In re Interest of L.G., 918 N.W.2d 502 (2018)

April 4, 2018 · Court of Appeals of Iowa · No. 18-0091
918 N.W.2d 502

IN the INTEREST OF L.G., Minor Child,

A.S., Mother, Appellant

J.G., Father, Appellant.

No. 18-0091

Court of Appeals of Iowa.

Filed April 4, 2018

Katherine M. Hartman Eastvold, Coralville, for appellant mother.

Kristin L. Denniger, Cedar Rapids, for appellant father.

Thomas J. Miller, Attorney General, and Kathryn K. Lang, Assistant Attorney General, for appellee State.

Kimberly A. Opatz of Linn County Advocate, Inc., Cedar Rapids, guardian ad litem for minor child.

Considered by Danilson, C.J., and Vaitheswaran and Bower, JJ.

BOWER, Judge.

A mother and father separately appeal the juvenile court decision terminating their parental rights. We find there was sufficient evidence to terminate parental rights, the juvenile court properly declined to apply exceptions to termination, and termination is in the best interests of the child. We affirm the juvenile court.

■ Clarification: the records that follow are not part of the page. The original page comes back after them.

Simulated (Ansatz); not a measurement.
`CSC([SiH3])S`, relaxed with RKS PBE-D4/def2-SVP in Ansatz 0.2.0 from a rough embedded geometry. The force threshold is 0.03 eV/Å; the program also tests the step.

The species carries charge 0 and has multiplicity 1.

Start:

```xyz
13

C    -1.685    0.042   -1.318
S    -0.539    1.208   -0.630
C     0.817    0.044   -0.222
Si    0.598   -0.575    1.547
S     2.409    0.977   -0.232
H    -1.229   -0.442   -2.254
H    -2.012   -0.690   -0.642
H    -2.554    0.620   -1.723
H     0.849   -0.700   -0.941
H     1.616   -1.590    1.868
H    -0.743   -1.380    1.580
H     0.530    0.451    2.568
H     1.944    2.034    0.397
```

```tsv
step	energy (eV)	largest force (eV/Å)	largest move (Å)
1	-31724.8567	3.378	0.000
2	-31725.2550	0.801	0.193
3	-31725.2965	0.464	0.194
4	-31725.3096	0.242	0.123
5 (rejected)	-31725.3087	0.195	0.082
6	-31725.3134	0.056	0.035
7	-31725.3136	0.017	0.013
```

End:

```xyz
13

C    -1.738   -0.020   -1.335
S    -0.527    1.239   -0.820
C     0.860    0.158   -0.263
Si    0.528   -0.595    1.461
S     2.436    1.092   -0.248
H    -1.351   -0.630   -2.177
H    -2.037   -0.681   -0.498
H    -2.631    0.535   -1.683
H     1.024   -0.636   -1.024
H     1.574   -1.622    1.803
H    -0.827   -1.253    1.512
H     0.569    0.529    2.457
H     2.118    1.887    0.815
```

I. Background Facts and Proceedings

The mother began using drugs, primarily methamphetamine, around age eleven, and the father also reported beginning to use drugs in his early adolescence, including heroin and methamphetamine.1 L.G. was born in June 2017. L.G. and the mother tested positive for methamphetamine at the time of the birth; the father would not consent to a drug test. L.G. was removed from the parents on June 5 and placed in foster care. L.G. was adjudicated a child in need of assistance on June 8.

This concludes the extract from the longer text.